A history that’s on our side

Review: A People’s History of the World
By Chris Harman, Palgrave Macmillan $39.95

READING CHRIS Harman’s epic A People’s History of the World, republished by Verso, was a delight.

At 620 pages, this is more than a series of fascinating facts or tales of “great leaders” with easy- to-read individual chapters from ancient Greece and Rome, to China and Byzantium in the “Middle Ages” to the new world disorder of the 21st century.

The book recounts the history of class struggle since the birth of class society. From slave revolts, peasant uprisings, to the modern working class taking strike action against being ripped off at work as well as against the kind of world our rulers want us to live in.
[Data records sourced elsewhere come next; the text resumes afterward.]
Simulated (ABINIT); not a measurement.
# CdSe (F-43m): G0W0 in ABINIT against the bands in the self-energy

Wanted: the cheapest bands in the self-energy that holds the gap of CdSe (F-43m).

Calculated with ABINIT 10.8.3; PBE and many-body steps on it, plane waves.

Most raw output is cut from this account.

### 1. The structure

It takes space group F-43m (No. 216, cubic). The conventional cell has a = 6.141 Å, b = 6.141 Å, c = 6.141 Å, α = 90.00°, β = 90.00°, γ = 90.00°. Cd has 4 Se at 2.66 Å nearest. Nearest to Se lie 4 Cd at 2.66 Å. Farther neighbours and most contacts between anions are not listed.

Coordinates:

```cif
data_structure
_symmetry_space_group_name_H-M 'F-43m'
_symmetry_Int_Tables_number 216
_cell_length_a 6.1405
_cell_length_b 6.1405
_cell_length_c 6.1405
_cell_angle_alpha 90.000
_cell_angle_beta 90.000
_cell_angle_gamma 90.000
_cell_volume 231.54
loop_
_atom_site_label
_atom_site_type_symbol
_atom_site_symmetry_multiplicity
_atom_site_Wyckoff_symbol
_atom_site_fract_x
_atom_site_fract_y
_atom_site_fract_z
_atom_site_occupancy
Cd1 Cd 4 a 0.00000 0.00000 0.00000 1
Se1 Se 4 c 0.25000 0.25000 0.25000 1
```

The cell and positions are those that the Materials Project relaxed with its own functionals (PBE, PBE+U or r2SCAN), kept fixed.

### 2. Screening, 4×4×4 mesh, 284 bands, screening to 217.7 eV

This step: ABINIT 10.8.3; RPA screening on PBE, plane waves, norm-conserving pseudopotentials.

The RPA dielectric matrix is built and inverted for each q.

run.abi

Harman uses the Marxist approach to show how changes in “the forces of production” have led to changes in “the relationships of production”. These, as Chris argues so well throughout, “eventually transform the wider relationships in society as a whole.”

Karl Marx’s starting point was that before human beings could indulge in politics, religion or culture, they have to keep themselves alive by making sure they are fed and clothed.

He showed how ideas and the way society is organised stem from the method of production, whether it is slavery, serfdom or capitalism.

Marx and his collaborator, Frederick Engels, argued that human beings have only ever been able to gain a livelihood—food, shelter, and clothing—by working together to use and shape the products of our natural environment. This is the precondition for us doing anything else.

When the ways we work together change, so do our wider relations with each other. But once one group gets control of the process of work—a ruling class—wider ranging change cannot take place without struggles between that ruling class and the rest of society.

This is the method makes Harman’s book stand head-and-shoulders above the more conventional approaches to history. They cannot find a unifying theme for human history except banalities or sophisms, such as static “human nature” or a “naked ape” version of human endeavour.

Our rulers have always tried to present history as nothing more than a record of the supposedly heroic deeds of themselves and their predecessors.

Theirs is an ahistorical view that assumes that prehistoric society was organised just like ours, except in stone or metal.

The opening chapters of A People’s History illustrate how hunting and gathering societies depended on cooperation for their survival. With no surplus above what was essential for immediate consumption, class society was not just undesirable, but impossible.

Because people lived in foraging bands continually moving on to other sources of plant food, “there could not have been the obsession with private property that we take for granted today”.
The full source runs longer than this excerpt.